The book “Emotions” is a result of a motivation received by a poet who is nowhere seen equidistant from reason or logic while treating the issues perceived by him. The cause and the effect are treated by him with dexterity as in “Insidious insomnia” , he laments for ,” Restless nights of insomnia………….to misty moments of dementia”. Why so? A perception is built, a sensation is felt or an intuition is derived by the poet to express “emotions”. Do not intensely ask him why emotions are vented in a manner so varied , the expression regarding whom is a poet’s right if not a duty especially when dislodged from his nest of times immemorial.
This writer was simply amused with increasing curiosity to see a physician by profession not only having already emerged as a poet of reckoning in his own sweet mother tongue – Kashmiri, as also reciting them in “Tarannnum” or in the form of a song, being equally competent to do the same in English but playing musical instrument guitar like a maestro to sing one of the poems when “Emotions” was being released.

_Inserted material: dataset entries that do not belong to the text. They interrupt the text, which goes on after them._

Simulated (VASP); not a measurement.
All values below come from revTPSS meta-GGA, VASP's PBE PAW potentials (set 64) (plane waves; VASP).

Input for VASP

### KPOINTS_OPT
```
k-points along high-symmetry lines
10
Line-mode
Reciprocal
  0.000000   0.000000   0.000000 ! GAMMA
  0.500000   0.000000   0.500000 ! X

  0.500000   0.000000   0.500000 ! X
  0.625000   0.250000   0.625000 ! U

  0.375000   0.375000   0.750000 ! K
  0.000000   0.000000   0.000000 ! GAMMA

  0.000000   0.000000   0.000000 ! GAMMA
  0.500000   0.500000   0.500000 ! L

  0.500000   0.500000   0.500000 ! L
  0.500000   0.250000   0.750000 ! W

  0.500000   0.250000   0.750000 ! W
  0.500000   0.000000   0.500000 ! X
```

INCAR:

Dr. Roshan Saraf having made deep imprints in the literary landscape has lavishly expressed his emotions on topics which could definitely be of a mundane nature to those who cannot understand the ache, pain and the feelings of a poet who has for no fault of his lost the soothing shade of Chinar or the “Boonie” which he finds contrary to his expectations – “Why is Chinar shivering, the leaves charred ……………..poisoned to create ethnic worries”? A magnificent, graceful, calm, beautiful but strong tree called Chinar even shivers and its pristine green lofty leaves are charred, appears and rightly so, to the poet, “I looked around, there was nobody, but me and the Chinar in silence as if in some grief” vindicates the poet’s ache of having been driven out of his own niche in his beautiful garden. The scars of losing his motherland evoke his passions following “an echo of words” —“There is bloodshed around and the thunder of swords”. Contrast it with the poet’s lament, “I am born in Kashmir where seers and saints taught me to practice righteous deed…………”The poet is in possession of a legacy of the inherent “fragrance of my heritage, my composite ethos, my secular and cultural sustenance” and while ruing over its plummeting status, he has not lost the hope about its inherent strength and resilience which had its firm roots in what the mystics of high order like Lal Ded and Nund Reshi sermonized. The poet’s optimism about tomorrow bringing again to the fore, the lost characteristics of the heritage, the spiritual philosophy and inclusiveness emanate from which the real fragrance of what the birth place of the poet stood for. In “Shower of Passion”, the last poem in the book, Dr. Saraf weary of “sweats of separation” which he feels as hazy, confused and pungent, the rain God grants his prayer and blesses him with a cool and soothing shower which he feels replete with all the divine blessings to enable him “receive my beloved at the door to drench hungry emotions in the rain “.
Here he intensely feels getting a divine kiss which he feels both as “deep and dense” but he has also to share passions differently in “Naked flames of absolute truth, “Two sides of a coin” and “perhaps” among the other ones. A poet is rarely understood by all and sundry but when the spouse of the poet feels that “a man in charge of the house is supposed to do the domestics but not be writing lethargy” could be a pun and a satire on those who cannot appreciate emotions and an inspiration for the poet to sharpen his pen and keep musing to write more of the likes of the “Emotions”.